Led astray by my conviction that the book is always better than the made-for-TV or movie screen adaptation, I ignored the buzz about the stylish, soundtrack-rich, fabulous series about Emily Dickinson.

But with one half of one episode, I was hooked, especially when Death, played by Wiz Khalifa, showed up.

And I, like my fellow fans, began to wonder what I could read that would reveal more about this magnificent, frankly weird woman’s life.

Here are three books to devour if you love the streaming series "Dickinson" the way I do.

"The Diary of Emily Dickinson" by Jamie Fuller is a fictional treatment of Dickinson's life and writing in the span of a year. It gives you a sense of the poet’s day-to-day life in the mid-1800s and the experiences that inspired her vivid and exceptional poems.

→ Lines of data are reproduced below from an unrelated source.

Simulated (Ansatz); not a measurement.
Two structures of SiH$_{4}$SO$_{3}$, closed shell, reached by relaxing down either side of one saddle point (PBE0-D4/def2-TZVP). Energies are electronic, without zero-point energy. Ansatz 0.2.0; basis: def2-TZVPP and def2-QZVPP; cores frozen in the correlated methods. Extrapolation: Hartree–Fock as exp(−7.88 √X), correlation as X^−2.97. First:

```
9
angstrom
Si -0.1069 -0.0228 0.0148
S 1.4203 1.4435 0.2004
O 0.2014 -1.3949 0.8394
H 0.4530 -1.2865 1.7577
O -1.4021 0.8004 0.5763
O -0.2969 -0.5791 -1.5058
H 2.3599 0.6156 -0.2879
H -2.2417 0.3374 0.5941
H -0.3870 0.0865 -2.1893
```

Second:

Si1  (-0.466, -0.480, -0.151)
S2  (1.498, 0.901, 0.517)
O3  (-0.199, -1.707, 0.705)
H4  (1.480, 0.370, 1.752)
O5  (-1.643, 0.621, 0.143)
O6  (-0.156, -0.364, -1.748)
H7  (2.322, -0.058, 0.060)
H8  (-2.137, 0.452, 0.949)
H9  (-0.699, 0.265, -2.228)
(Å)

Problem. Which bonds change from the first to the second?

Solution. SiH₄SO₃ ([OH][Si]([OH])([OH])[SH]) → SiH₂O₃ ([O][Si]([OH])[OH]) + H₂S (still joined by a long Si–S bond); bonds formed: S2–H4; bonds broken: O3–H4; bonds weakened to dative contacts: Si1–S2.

"These Fevered Days" by Martha Ackmann reveals 10 pivotal experiences and decisions that reveal how Dickinson became the poet she was. And while the Apple TV series covers most of these, the detail that Ackmann brings to these moments is engaging and absorbing. She confides in the author’s note: “I spent hours writing this book in Dickinson’s bedroom (at her house in Amherst, Mass.) listening to the sound of footsteps on the stairs, looking out her windows, and feeling the warmth of afternoon sun.”

Finally, I’ve come back to a collection of Dickinson’s poems that I’ve had since college and knowing more about her life has enriched my experience of them. "The Complete Poems by Emily Dickinson" is a must-read.